SHE SAID, HE SAID

EXCLUSIVE: Glen Maxey Says AOL Made HuffPo Kill The Big “Rick Perry Is Gay” Story

glen-maxey-pic Glen Maxey is certainly a character. The Texas activist, who recently claimed GOP presidential hopeful Rick Perry is hiding gay skeletons in his closet (among other cadavers), personally commented in our story on why the Huffington Post killed a planned story on his findings.

So we e-mailed him to get more details about his book, Head Figure Head, and find out what the blowback has been from his revelations. “There are lots of balls in the air,” he joked. “None of them the good kind.”

Below, Maxey responds at length to our inquiry, confirming some rumors about the book and denying others. Does he convince you his claims are valid—or raise more doubts? Holler out in the comments section.

Who was the reporter from “a national news outlet” you worked with on this story?

Glen Maxey: Jason Cherkis from Huffington Post. In all cases when I found a source, I asked Jason to interview him first because it was evident nothing said to me would ever be able to be reported until the source said it first hand to the journalist.

Jason is a highly professional journalist. We exchanged hundreds upon hundreds of emails, texts and phone calls. We are good friends personally and professionally now. He really was treated badly in this deal because the journalists above him, all the way to the top at Arianna Huffington, signed off on his submitted article on a Saturday. He told me to expect publication on the next Tuesday. On Monday he told me Arianna had nixed it after she conferred with the people in New York. [Ed’s note: We reached out to Cherkis for comment but did not hear back.]

Have you had any contact with Lin Wood or any of Rick Perry’s legal team?

I have not heard a word from Lin Wood. I am aware of the demand letter sent to Huffington Post after the story outline was sent to the Perry campaign for comment. That exchange was at least a month before. At that point Arianna was more determined to publish, I was told. It was weeks later, with a rewritten story, that the approvals were made and then the story was killed.

I have heard not a peep from [Perry’s legal team]. I will not be sued—it’s unwinnable for them because Perry is a public figure and they have to prove I published this with malice. To prove that, they must prove I knew the things in the book to be false and published anyway. I solidly believe, after talking to hundreds of people, that these stories are true. I believe the men who told me to my face in 1990 that Rick Perry was having sexual encounters with them and their friends. I welcome a lawsuit: I’d like to have the opportunity for my lawyers to depose, under oath, Rick Perry and the dozens and dozens of sources I have.

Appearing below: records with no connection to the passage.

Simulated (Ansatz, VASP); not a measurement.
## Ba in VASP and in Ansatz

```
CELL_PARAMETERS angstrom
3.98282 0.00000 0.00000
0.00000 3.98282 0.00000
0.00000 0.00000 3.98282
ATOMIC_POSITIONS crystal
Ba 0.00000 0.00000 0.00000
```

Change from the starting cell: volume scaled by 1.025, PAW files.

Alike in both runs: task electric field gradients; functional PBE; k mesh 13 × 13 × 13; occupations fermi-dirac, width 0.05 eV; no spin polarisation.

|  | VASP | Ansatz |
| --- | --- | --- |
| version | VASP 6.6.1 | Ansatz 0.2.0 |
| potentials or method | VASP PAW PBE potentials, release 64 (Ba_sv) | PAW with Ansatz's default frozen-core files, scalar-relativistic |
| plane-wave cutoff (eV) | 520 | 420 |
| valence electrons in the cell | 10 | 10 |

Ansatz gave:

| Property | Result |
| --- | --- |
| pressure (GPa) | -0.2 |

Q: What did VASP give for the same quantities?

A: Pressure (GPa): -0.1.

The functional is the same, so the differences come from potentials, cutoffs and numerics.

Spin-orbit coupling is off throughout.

Were there any rumors about Perry, sexual or otherwise, that you weren’t able to include in the book, for whatever reason?

Absolutely there are more stories: Some were not far enough along in the investigation and the comfort level for the sources to talk yet. I have actually found more promising leads from sources since publication.

What do you say to Arianna Huffington’s allegation that there was no substance to allegations—”no there there”?

I’d first say that her writer, his editor, and the chief editor all believed there was sufficient “there there.” And I was told she did, too—until something happened in New York at the corporate offices of AOL. I am not in their loop, so I am sure someday that will be explained.

You say you want the mainstream media to take up the reporting from here. How can we corroborate Joey the Hustler’s story and those of your other sources?

Joey (his pseudonym) met with a lawyer in Austin I asked to be recruited for him, and his Austin lawyer recruited a national lawyer who, to the best of my knowledge, still represents him. I am not convinced that Joey won’t speak when the time is right for him. If you are asking about being involved in further investigation, that would be a conversation off the record. I welcome discussions with legitimate journalists or others who wish to continue this effort, to contact me. This is not a finished effort.

Why did most of the reporting take place via Facebook and text message?

If you find a “friend of a friend of a friend” who hooked up with someone, you have to identify each level of that genealogy. I spent many hours talking to all the Facebook friends of a source or someone who alledgedly had sex with Perry. Sooner or later, I would find someone who had information. That lead would start another round of questions for friends of these men on Facebook. Joey the Hustler only would communicate by text message.  In the book, you get the full drama of those messages over the months.

There’s been a lot of controversy about the allegations in this book, but only the say-so of various first- and secondhand sources. Is there a smoking gun somewhere?

Of course there are smoking guns. When a person has been rumored to have sex with Rick Perry, and Glen Maxey finds three or four men who have known that person for the last decades, and all of them independently without knowledge of the statements of the others, tell the same story that the subject of the “hookup” relayed information to his friends about his relationship with Perry, then there’s smoke.

Keep in mind, I know some of these characters personally. One of the men in the book who I believe to have had relationships with Perry, I have known for over 30 years. Another for 20. And a third for a decade. These are not random people in the shadows.

Austin is a small town in some ways: The intersection of the political world and the GLBT world is Glen Maxey’s world. And Rick Perry’s world and my world overlap.